Team productivity is of obvious importance if you want to meet project milestones, but much of the advice meted out on how to achieve incremental gains in this area – like investing in staff and avoiding micromanagement – is also obvious.

Below are some of our favourite, and in some cases less obvious, tips for getting the most from your team. Let us know if you have any great tips of your own.

  1. Embrace technology

Laura Stack, the founder of an employee productivity training firm, believes companies should embrace technology if it aids flexibility and is practical for work purposes. “Buy into your employees’ willingness to work from anywhere,” she advises. “Give [employees] a secure, reliable way to share ideas and communicate, allowing them more flexibility and change-responsiveness.” You will, however, want to make sure the tools you provide don’t become a drain on productivity.

  1. Rethink procrastination

While you might gain insight by studying the psychology of procrastination, defeating it might just be a case of thinking differently.’s David Ciccarelli advises knocking things over immediately if they’ll only take a few minutes. “Avoid the dreaded, ‘I’ll get back to you’ statement and similarly the flagging of email messages that only require you re-reading the message to understand what needs to be done,” he writes in INC. “Take action immediately. Why have an unresolved issue swirling around in your memory?”

  1. The 20% no one can take

In addition to doing more things now, you may also find value in productivity coach Kimberly Medlock’s advice to hive off 90 minutes a day for your most important tasks. “Even if you squander the remaining 80 percent of the day, you can still make great progress if you have spent 90 minutes on your goals or priorities,” she says in Fast Company.

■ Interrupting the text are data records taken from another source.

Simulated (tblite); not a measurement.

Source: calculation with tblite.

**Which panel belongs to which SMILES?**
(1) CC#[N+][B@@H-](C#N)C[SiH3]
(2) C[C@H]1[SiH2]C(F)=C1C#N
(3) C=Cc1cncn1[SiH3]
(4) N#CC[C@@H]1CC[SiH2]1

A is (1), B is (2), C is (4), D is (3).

  1. Five minutes of disruption

David Dye, founder of leadership consultancy Trailblaze, believes team productivity can be enhanced by questioning the purpose of everything you’re doing for five minutes a month. “Every single task performed by every single member of your team should somehow serve the mission of your organisation. If it does not, it needs to be challenged, reexamined, and a better way found — or the task should simply be eliminated,” he advises. “In just five minutes, you will discover a renewed sense of purpose, people sit up taller, smile and have pride in what they’re doing.”

  1. Choose your mood

Daniel Goleman of Brainpower advises leaders to be acutely aware of their emotions. He warns against the effects of emotional contagion – or, in plain English, how the leader’s moods rub off on other team members. “When the team leader is in a positive mood, the group picks up on that feeling and their performance is enhanced,” he writes. “If the leader is in a negative mood, the group catches it and their performance suffers.”